Edge Cases & Failure Modes

  • Multiple tenants affected by the same platform event. Each gets its own issue, so each capability owner sees a request scoped to their capability. The operator coordinates timelines across all of them but does not bundle them into a single thread.
  • Capability owner goes silent. Same shape as silence in host-a-capability — there is no formal SLA in either direction. Experience-level handling: the operator can grant an extension only if safe slack exists, but if silence persists past the operative delivery date, step 5 applies.
  • Update cannot be shipped at all (capability fundamentally incompatible with the new offering). This is functionally the same as a missed operative delivery date: the operator opens an eviction issue. The right root response, per the parent capability’s “the capability evolves with its tenants” rule, is to consider whether the platform should keep supporting the old form — but if the external pressure (CVE, hard vendor sunset) makes that impossible, eviction is the honest outcome.
  • CVE with active exploit shortens the timeline aggressively. The operator may file the issue with very little slack, and the extension in step 4 may be much smaller than for a routine sunset — or unavailable entirely. The journey shape is unchanged; the deadlines just compress.
  • Update reveals a new requirement that the platform doesn’t yet offer. Hand off into the host-a-capability change-later loop’s “new offering needed” branch — the platform-update issue stays open while the new offering is added, then resumes at step 3.
  • Multiple overlapping platform updates against the same tenant. The operator opens one issue per forcing event, even for the same tenant, so each deadline and external reason stays legible. If the remediation overlaps, the issues cross-link and the operator coordinates them together.

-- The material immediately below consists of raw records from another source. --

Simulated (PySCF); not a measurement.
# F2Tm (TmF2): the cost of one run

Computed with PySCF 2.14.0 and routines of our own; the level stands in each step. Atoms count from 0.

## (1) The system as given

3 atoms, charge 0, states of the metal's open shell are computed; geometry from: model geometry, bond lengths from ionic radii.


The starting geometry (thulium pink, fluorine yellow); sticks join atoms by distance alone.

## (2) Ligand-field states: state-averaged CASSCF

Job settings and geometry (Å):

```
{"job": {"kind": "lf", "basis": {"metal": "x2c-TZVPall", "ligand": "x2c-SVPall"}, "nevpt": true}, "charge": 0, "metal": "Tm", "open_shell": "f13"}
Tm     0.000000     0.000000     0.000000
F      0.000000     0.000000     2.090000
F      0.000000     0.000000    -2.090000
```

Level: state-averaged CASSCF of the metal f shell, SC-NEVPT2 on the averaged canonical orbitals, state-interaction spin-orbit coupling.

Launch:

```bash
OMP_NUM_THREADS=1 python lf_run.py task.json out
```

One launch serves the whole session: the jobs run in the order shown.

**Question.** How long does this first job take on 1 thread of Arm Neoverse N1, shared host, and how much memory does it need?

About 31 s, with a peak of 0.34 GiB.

Constraints Inherited from the Capability

This UX must respect the following items from the parent capability — by name, so the lineage is traceable:

  • Eviction is allowed when needs and capabilities diverge — but fall-behind cases work with the tenant. This UX is the operationalization of that carve-out. The default outcome is “we update together,” not “we evict.” Eviction enters this journey only via the missed-final-date branch and only as a separate, linked issue.
  • Eviction threshold. A missed operative delivery date is the operational signal that continuing to accommodate this tenant would cross the 2×-maintenance-budget or reproducibility threshold. The numeric threshold lives with the KPI; this UX inherits whatever it currently is.
  • The capability evolves with its tenants. Before transitioning to eviction in step 5, the operator considers whether the platform should keep supporting the older form — sometimes the right answer is to absorb the maintenance, not push the tenant forward. That choice is constrained by what the external pressure actually allows (a CVE generally rules it out; a vendor sunset announced years ahead may not).
  • Operator-only operation. The operator is the only person who can see that a tenant has fallen behind, because cross-tenant visibility lives only with the operator. There is no automated tenant-side warning system surfacing this from the platform to the capability owner today.
  • KPI: 2-hr/week operator maintenance budget. A tenant that routinely needs hand-holding through these updates — repeatedly missing deadlines, repeatedly needing extensions — is consuming disproportionate operator time and crosses into the eviction-threshold rule on its own merits, even before any single missed operative delivery date.
  • KPI: 1-hour reproducibility. Implication for this UX: the re-provision step in the inner loop must run through the platform’s existing definitions (now updated to the new offering), not through a per-tenant snowflake patch. If the only way to keep a tenant alive is bespoke manual config, that is itself eviction-threshold material.

Out of Scope

  • The eviction journey itself. When step 5 fires, the operator opens a separate eviction issue and the capability owner’s experience continues in Capability owner moves off the platform after eviction — a sibling UX, not part of this one.
  • Platform-contract changes that aren’t forced by an external dependency event. When the operator decides to change the platform’s contract (retire a packaging form, alter availability characteristics) absent external pressure, that’s the platform-contract-change rollout UX, not this one. The seam: this UX is reactive (something outside the operator’s control forced the update); the contract-change UX is proactive (the operator chose to change something).
  • The capability owner’s side as a primary journey. This UX is written from the operator’s seat. The capability owner’s experience of receiving and responding to one of these issues is captured here as a responder, not as a separate document — it shares enough surface with modify my capability (artifacts, test, iterate, close) that a separate doc would mostly duplicate.
  • Detection of fall-behind itself. How the operator notices a tenant is on a falling-behind component (vendor announcement watching, CVE feeds, manual review) is operational detail, not part of the user experience. This UX starts at the moment the operator has decided to act.
  • Tenant-facing visibility into pending platform updates before the issue is filed. Capability owners do not get an official warning surface ahead of the issue in this UX. If the platform later adds an earlier deprecation or pending-update signal, that signal belongs in Tenant-Facing Observability, not here, and does not replace issue filing as the start of this journey.
  • Routine modify requests. A capability owner shipping a version bump on their own initiative is the change-later loop in host-a-capability, not this UX.

Open Questions

None at this time.